Waymo is in 4 cities and nobody crashed
Waymo now operates in Phoenix, San Francisco, Los Angeles, and Austin. Millions of autonomous miles driven. Tens of thousands of paid rides per week. Zero fatal crashes attributable to the autonomous driving system.
Zero.
I keep turning that number over in my head. Not because zero is surprising for a single company in a single year. But because the comparison is devastating. Human drivers in the United States killed approximately 40,000 people last year. That’s 109 per day. About 5 per hour. In the time it takes you to read this post, a human driver will probably kill someone.
Waymo’s safety data shows their vehicles are involved in significantly fewer injury-causing crashes per mile than human-driven vehicles. The numbers aren’t even close. On a per-mile basis, the autonomous cars are dramatically safer.
The inversion point
There’s a moral argument that we don’t talk about enough.
If autonomous vehicles are statistically safer than human drivers, and we have the data to prove it, at what point does choosing to drive yourself become the reckless option? At what point does the act of driving, of putting your imperfect human reflexes and attention span in control of a two-ton machine, become the thing we need to justify rather than the default?
We’re not there yet. Waymo operates in four cities. The weather conditions are limited. The operational domain is constrained. But the direction of the data is clear. And the direction matters more than the current position.
What four cities means
Four cities means different traffic patterns, different road infrastructure, different driving cultures. Phoenix drivers are different from San Francisco drivers. LA has its own particular brand of chaos. Austin is growing so fast the roads change between map updates.
The fact that the same system works across all four, with zero fatalities, suggests the underlying technology generalizes. It’s not a trick that only works in the Arizona suburbs. It handles hills, fog, construction zones, and the specific insanity of Californians changing lanes without signaling.
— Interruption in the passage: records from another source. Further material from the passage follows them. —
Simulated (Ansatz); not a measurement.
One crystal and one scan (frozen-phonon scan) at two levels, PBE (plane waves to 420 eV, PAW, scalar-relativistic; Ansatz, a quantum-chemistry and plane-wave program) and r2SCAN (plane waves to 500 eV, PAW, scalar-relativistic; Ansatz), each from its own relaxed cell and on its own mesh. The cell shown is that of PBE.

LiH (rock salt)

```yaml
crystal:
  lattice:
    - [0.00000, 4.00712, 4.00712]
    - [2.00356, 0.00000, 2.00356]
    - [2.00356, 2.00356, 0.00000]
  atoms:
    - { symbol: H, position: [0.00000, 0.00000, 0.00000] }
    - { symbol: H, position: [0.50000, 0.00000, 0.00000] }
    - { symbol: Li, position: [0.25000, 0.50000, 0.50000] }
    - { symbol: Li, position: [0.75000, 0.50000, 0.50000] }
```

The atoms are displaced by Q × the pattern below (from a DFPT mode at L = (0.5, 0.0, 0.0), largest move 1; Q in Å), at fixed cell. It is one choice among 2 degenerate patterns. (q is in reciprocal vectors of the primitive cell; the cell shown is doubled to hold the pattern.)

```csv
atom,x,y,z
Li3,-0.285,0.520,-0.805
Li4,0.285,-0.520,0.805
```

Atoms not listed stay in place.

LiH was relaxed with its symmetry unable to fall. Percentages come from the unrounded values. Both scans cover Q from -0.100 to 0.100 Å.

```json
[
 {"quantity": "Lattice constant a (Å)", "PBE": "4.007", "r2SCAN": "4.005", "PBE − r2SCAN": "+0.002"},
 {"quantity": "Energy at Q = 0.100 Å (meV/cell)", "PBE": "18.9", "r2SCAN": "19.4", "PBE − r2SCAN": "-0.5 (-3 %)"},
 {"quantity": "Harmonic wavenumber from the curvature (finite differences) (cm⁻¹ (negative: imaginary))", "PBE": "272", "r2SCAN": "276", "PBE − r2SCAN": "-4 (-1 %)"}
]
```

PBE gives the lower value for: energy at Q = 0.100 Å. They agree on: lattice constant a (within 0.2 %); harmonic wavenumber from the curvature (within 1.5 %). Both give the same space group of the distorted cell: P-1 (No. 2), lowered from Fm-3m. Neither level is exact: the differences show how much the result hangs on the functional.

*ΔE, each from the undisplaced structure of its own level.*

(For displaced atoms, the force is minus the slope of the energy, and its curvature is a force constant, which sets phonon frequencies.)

What I notice when I watch the cars
I’ve ridden in Waymos in San Francisco. The thing that strikes me every time is how boring it is. Not boring in a disappointing way. Boring in a “this is how a car should drive” way. It stays in its lane. It uses turn signals. It yields to pedestrians without the aggressive creep-forward that human drivers do. It stops fully at stop signs. Fully.
When’s the last time a human driver came to a complete stop at a stop sign? Be honest.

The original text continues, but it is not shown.